Nick Montgomery on Canada’s denial of the ‘colonial’ and ‘settler’ tags

International Development

The more I come to Canada, the more I hear and sympathize with the plight of the First Nations. The hypocrisy is palpable both in Canada’s international development practices and right here within its borders. Denying its colonial past practices doesn’t rewrite the history of this country with a golden brush. Rather, it paints a grim and uncertain future, built on lies. It was a pleasure reading Nick Montgomery’s open letter to respected author, Rex Murphy’s piece in Canada’s National Post:

Just as we feel the wrongness of colonialism in our gut, we can feel the emptiness of settler ways of life.  This isn’t just about “mentalities,” as you suggest, although the way we think is certainly part of it.  It’s most concretely about how we relate to each other and the land that sustains us whether we recognize it or not.  Settler colonialism has produced a world where our food is industrialized and grown with chemicals, our political system is rigidly bureaucratic and exclusive, our culture promotes objectification and normalizes rape, our economic system is premised on exploitation and unending growth, our divisions of labour are racist and patriarchal, almost all forests and ecosystems have been pillaged and degraded, and our everyday lives are increasingly mediated through bureaucracies and commodities.  This is not to say that indigenous people are somehow outside these ways of life; however, they have consistently resisted our attempts at assimilation and resource exploitation.  They have maintained and revitalized their own ways of life, and have refused to be incorporated into the fold of settler colonialism.  Elsipogtog is only the latest conflict in a centuries-long struggle.
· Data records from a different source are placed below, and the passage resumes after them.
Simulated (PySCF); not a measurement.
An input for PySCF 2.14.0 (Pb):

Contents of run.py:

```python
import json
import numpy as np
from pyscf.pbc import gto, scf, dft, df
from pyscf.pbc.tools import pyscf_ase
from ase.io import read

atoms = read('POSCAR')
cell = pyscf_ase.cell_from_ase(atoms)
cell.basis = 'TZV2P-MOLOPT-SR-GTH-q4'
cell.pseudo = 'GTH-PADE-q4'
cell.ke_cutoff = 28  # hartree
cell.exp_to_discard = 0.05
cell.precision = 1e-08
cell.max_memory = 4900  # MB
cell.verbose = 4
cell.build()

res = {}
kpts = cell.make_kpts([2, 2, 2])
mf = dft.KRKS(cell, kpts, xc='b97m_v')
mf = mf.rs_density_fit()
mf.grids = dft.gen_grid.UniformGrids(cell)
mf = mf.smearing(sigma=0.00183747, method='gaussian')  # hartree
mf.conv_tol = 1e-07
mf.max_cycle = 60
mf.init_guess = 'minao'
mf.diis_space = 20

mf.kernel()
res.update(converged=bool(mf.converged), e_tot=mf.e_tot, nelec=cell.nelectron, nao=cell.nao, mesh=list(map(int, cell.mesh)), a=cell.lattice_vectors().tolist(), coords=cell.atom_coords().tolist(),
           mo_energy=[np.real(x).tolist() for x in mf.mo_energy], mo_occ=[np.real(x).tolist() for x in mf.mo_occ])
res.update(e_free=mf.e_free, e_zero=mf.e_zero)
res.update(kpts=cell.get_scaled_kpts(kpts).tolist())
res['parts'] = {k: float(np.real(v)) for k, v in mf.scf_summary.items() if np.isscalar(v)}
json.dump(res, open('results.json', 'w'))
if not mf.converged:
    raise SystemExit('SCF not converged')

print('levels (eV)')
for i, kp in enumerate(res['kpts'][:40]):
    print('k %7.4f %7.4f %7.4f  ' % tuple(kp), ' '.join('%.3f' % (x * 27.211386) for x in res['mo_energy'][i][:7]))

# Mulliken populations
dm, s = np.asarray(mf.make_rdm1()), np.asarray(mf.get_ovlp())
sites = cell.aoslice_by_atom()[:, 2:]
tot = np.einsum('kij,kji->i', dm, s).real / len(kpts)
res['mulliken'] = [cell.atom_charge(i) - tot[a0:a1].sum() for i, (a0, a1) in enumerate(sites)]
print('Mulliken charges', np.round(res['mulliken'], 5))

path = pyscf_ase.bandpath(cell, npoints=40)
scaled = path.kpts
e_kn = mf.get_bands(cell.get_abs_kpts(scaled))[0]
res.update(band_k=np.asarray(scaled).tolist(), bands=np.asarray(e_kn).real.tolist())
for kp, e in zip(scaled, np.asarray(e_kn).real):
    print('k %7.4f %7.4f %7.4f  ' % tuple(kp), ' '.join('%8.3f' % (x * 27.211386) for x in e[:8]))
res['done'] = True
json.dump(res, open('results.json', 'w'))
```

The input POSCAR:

via Dear Rex: Colonialism exists, and you’re it. | cultivating alternatives.

The ghost in your closest is always the hardest one to exorcize. If you pretend it isn’t there long enough, it’ll go away on its own. A quick browse on the 3200+ comments on Rex Murphy’s original post to see how deep the discourse is Indigenous Rights, led me instead to a melange of spats on the misinformed science of fracking. Way to go Canada, way to go.